[Date Prev][Date Next][Thread Prev][Thread Next][Date Index][Thread Index]

Re: [idn] IDNA interoperability failures, once again



On Feb 13, "D. J. Bernstein" <djb@cr.yp.to> wrote:

 >Let's try another example: the ``show'' program in the UNIX MH/NMH
 >mail-handling system. Yes or no: Should this program convert domain
 >names from your special-purpose 7-bit character set to the local
 >character set? Again assume LANG=en_US.UTF-8, so this can be done.
This assumption is wrong. Most people whose primary language is not
english do not use Unicode and UTF-8 as their native character set but
some national charset like ISO-8859-1 or KOI8-R.
You may not like it, but the native character set for most people is not
UTF-8 and they will not switch to UTF-8 just to use IDN because they
would not be able to see accented letters in their plain text documents,
in email or usenet articles generated by broken microsoft software and
everywhere else a not identified charset is used.

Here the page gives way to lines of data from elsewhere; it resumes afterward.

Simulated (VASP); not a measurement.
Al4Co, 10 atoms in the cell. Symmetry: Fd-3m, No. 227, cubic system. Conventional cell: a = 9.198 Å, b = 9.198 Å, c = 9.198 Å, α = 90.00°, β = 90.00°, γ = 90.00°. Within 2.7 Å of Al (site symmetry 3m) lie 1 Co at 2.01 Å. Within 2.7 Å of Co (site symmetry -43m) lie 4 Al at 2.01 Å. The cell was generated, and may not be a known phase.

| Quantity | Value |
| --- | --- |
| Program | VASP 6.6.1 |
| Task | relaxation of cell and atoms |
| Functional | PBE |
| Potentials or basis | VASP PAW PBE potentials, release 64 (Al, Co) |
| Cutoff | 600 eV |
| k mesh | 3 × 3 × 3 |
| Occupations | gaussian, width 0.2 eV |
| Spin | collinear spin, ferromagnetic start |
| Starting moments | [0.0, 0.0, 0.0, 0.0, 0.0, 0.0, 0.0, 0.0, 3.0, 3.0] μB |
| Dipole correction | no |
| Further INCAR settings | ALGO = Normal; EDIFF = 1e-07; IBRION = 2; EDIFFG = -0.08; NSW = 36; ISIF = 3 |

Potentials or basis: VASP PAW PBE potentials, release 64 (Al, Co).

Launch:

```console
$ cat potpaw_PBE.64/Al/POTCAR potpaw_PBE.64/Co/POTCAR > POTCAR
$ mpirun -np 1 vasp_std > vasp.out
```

I just looked at /usr/share/doc/locales/SUPPORTED.gz in my Debian
GNU/Linux workstation and the locales for which UTF-8 is not a second
choice are:

ar_IN
en_IN
fa_IR.UTF-8
hi_IN.UTF-8
mr_IN.UTF-8
ta_IN
te_IN
ur_PK 

md@wonderland:pts/0:~$zcat /usr/share/doc/locales/SUPPORTED.gz | sed -e 's/[\. @].*//' | sort | uniq | wc -l
    132
md@wonderland:pts/0:~$

Some locales may be missing, but 8 of 132 locales are not enough to
justify your assertion that everybody should just use UTF-8.

-- 
ciao,
Marco